Ken> Unfortunately, Python has some problems in this area. In
Ken> particular, since ubiquitous lists and dictionaries are dynamically
Ken> resized as needed, memory fragmentation seems inevitable.
That's not necessarily true. Also, I would say that Python has made
tradeoffs in this area, not that it necessarily "has problems". There is a
significant time/space tradeoff to be made. By hanging onto free lists and
structuring its allocator to group objects of similar sizes together,
allocation time of small objects (ints, floats, short strings, small dicts,
tuples and lists, etc) is greatly improved. (Small object allocation
dominates the dynamic memory allocation profile of Python.)
Ken> Also, memory freed by python apparently is not returned to the OS
Ken> according to this article:
Correct. There is a hierarchy of memory allocators in any system. In Unix
systems the system calls brk and sbrk are used to allocate and free large
chunks of memory from the operating system. These are generally called by
malloc, realloc and (sometimes) free. They are rarely, if ever, called
directly by applications. Applications call malloc, free, realloc, etc.

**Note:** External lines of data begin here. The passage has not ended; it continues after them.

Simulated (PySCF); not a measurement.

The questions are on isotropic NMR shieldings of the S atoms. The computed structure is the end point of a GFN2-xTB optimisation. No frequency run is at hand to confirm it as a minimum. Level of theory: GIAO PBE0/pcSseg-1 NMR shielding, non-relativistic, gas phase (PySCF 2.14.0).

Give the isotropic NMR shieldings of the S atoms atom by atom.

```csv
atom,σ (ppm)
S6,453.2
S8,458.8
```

Python has its own allocator, obmalloc, which sits on top of malloc. Only
brk and sbrk can actually free up memory pages (truly return them to the
operating system). Some malloc implementations will do that (and then only
if an entire page of memory is free), but many won't. You might find the
large comments sprinkled throught obmalloc.c helpful:http://svn.python.org/view/python/trunk/Objects/obmalloc.c
Note the big row of equal signs in the first comment block. Anything
retained above that is memory charged to the application (size you see in
top(1) for example). This is why the malloc library's behavior is
important. Python's allocator can return arenas to the malloc library by
calling free(), but there's no guarantee that the malloc library will.
Ken> Are there any good general countermeasures to make an application
Ken> use less memory? Any good overview articles on this subject?
If your Python application is dealing with large lists of numbers you might
investigate the array module or the external numpy module. In theory you
could also try to find a different malloc library which has better policies
about returning memory to the system.